Tip:

Long-context models broke citations. Here is what is replacing them.

The thing that broke first was the link. You used to drop a URL at the end of a sentence and the link did the verification work. The reader could click. Now the reader is just as likely to ask a model what the link says, and the model is just as likely to make something up that sounds right.

The thing that broke second was the quote. With long-context models, every claim can be sourced and every source can be hallucinated. The honest writers add citations and the dishonest writers add citations and a reader can no longer tell which is which without doing the verification themselves.

What replaces them, as far as I can see, is content addressing. A paragraph gets a cryptographic hash. The hash is on-chain, dated and signed by an author. When a reader sees a claim that references hash 0xabc..., they can verify two things: that the paragraph existed at the time it claims to have existed, and that nobody has edited it since.

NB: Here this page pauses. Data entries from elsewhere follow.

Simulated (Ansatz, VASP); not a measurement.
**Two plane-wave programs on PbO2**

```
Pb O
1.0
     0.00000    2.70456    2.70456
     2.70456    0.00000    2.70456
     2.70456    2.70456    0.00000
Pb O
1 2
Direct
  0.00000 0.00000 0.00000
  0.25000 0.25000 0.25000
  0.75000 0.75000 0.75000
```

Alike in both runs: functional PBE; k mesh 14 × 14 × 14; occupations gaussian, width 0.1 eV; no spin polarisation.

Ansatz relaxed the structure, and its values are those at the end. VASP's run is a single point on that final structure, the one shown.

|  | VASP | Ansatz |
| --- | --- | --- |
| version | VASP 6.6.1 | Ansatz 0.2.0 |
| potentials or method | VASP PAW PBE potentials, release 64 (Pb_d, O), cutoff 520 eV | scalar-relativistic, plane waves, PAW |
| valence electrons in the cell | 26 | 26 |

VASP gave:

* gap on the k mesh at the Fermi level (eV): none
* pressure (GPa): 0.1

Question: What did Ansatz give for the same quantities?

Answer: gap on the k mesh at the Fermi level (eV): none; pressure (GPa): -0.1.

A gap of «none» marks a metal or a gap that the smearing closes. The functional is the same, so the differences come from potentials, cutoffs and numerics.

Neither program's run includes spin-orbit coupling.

This is not a new idea. Merkle trees, IPFS, Arweave, every content-addressed system in the stack has been making the same argument for a decade. The new ingredient is that the unit is now small enough to matter. You used to commit an entire document. Now you commit a paragraph. The verification surface dropped by two orders of magnitude.

If you are reading this on a platform that hashes each paragraph and signs the article hash to chain, you are already using the replacement. If you are not, you are reading a writer's reputation for honesty, which is worth more than it used to be.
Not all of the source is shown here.